I would like to know the relation between Spark executors, cores with Elasticsearch batch size and how to tune Spark job optimally to get better index throughput.
I have around 3.5B documents stored in Parquet format and I would like to ingest them to Elasticsearch and I'm not getting more than 20K index rate. Sometimes I got 60K-70K but it comes down immediately and the average I got was around 15K-25K indexes per second.
Little bit more details about my input:
- Around 22,000 files in Parquet format
- It contains around 3.2B records (around 3TB in size)
- Currently running 18 executors (3 executors per node)

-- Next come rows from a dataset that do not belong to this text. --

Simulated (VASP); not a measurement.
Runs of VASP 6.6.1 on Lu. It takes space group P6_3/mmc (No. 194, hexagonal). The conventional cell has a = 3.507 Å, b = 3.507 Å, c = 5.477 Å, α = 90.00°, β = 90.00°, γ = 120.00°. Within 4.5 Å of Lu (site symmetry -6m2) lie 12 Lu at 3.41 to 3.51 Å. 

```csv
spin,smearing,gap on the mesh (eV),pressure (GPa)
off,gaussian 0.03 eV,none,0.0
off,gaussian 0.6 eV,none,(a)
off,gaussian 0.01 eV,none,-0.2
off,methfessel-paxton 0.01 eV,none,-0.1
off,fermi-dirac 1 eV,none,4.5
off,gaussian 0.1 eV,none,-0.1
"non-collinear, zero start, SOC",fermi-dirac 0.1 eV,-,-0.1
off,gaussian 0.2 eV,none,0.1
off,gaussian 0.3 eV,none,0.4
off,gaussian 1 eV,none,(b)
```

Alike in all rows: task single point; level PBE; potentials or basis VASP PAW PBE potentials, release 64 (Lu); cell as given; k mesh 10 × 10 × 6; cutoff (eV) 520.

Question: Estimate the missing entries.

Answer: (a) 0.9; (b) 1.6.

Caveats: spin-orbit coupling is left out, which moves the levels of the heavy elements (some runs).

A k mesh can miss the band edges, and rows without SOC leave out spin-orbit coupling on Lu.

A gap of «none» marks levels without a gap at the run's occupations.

Details about my current ES setup:
- 8 nodes, 1 master and 7 data nodes
- Instace type: c4.8xlarge
- Index with 70 shards
- Index contains 49 fields (none of them are analyzied)
- No replication
- "indices.store.throttle.type" : "none"
- "refresh_interval" : "-1"
- es.batch.size.bytes: 100M (I tried with 200M also)
- es.batch.size.entries: 10000 (I tried with different value also)
I tried with different partitions with different combination of # of executors or cores but didn't get enough performance gain.
I'm very new to Elasticsearch so not sure how to tune my Spark job to get better performance. Any guidance will be highly appreciated.